These reasons deal with an application by Austin Ta De Investment Pty Ltd (Austin Ta De) and Eastern Eminent Ltd (Eastern Eminent), made by notice of motion filed on 4 October 2023, for orders that the amount of $67,994,748.63 be paid out of Court together with any accrued interest to Austin Ta De forthwith.
The circumstances in which the moneys were paid into Court can be summarised as follows.
Earlier this year, Ta De Investment Pty Ltd (Ta De Investment) was involved in negotiations for the purchase of a property in North Sydney which involved the acquisition of units in a property trust. In July 2023, Ta De Investment retained Bartier Perry Lawyers (Bartier Perry) to provide advice in relation to the acquisition, but not in relation to the conveyancing or taxation issues arising from the transaction.
In August 2023, Austin Ta De was incorporated to purchase the units in the property trust.
On 18 August 2023, a written property trust unit sale agreement was entered into by Austin Ta De as purchaser and another company incorporated as the incoming trustee, Ruby Miller Pty Ltd. The purchase price was $70 million (plus GST, if any) subject to adjustments. A 10% deposit of $7 million was paid to the vendor's agent on about 18 August 2023 by Eastern Eminent on behalf of Austin Ta De.
Eastern Eminent is a company incorporated in the British Virgin Islands, and Dongxiao Yu is its sole director and shareholder. Mr Yu is also a director and sole shareholder of Ta De Investment and a director of Austin Ta De. Ta De Investment is the holding company of Austin Ta De. Mr Yu authorised the transfer of the 10% deposit from Eastern Eminent's bank account with JP Morgan in Singapore and treated it as a loan from Eastern Eminent to Austin Ta De.
On about 6 September 2023, Mr Yu arranged for the balance of the purchase price, being the funds the subject of this application, to be transferred to Bartier Perry's trust account. The funds were transferred on behalf of Austin Ta De from Eastern Eminent's same bank account with JP Morgan in Singapore. Mr Yu arranged for the funds to be transferred to Bartier Perry's trust account as he understood that Bartier Perry had been retained to assist with and attend on the settlement of the unit sale agreement which, at that time, was scheduled to complete on 22 September 2023.

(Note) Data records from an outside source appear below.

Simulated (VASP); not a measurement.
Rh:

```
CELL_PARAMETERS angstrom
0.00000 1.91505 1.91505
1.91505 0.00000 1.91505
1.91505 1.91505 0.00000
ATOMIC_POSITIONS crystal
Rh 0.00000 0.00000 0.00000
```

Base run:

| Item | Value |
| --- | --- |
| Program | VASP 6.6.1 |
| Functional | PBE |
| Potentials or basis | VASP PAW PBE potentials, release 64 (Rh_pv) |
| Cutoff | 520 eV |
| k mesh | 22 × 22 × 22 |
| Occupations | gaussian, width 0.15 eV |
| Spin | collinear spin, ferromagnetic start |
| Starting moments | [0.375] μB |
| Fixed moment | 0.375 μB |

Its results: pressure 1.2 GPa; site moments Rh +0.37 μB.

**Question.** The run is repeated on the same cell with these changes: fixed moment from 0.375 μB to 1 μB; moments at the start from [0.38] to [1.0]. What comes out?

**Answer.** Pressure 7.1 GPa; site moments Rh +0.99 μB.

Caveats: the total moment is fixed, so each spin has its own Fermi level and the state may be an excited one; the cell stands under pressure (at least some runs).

The transfer of funds occurred following approaches to Bartier Perry on the afternoon of 6 September by two people assisting Ta De Investment and Austin Ta De with the sale transaction, namely, Leslie Abboud and Zhensong Gao. Mr Abboud and Mr Gao had asked Bartier Perry to receive the funds into its trust account and attend on settlement of the transaction.
On the morning of 7 September 2023, Bartier Perry requested that the funds not be remitted to the firm's trust account pending approval by the firm's risk committee as certain information had not been provided by Mr Abboud or Mr Gao. As events transpired, Mr Yu's direction to transfer the funds from Eastern Eminent's bank account to Bartier Perry's trust account had already been acted on and the funds were received into Bartier Perry's trust account at about 9.30am that day.
On 21 September 2023, Bartier Perry commenced these proceedings by summons seeking an order for the payment into Court of the funds held in its trust account that were received on 7 September 2023. The application was made on the basis that the funds had been received in circumstances where Bartier Perry's retainer at that time was unclear, the amount of the funds was sizeable and Bartier Perry was not satisfied as to who and on whose authority it would be justified in disbursing the funds. Bartier Perry's client at the time it received the funds was Ta De Investment and it had only received instructions from Mr Abboud on behalf of that company whereas the information from Mr Gao suggested that the funds were for the benefit of Austin Ta De. The source of the funds was traced to Eastern Eminent and the correspondence from Mr Gao indicated that he worked for a company, Capital Holdings (International) Ltd. These matters also led Bartier Perry to report the matter as a suspected trust account irregularity to the Law Society of New South Wales pursuant to s 154 of the Legal Profession Uniform Law 2014 (NSW).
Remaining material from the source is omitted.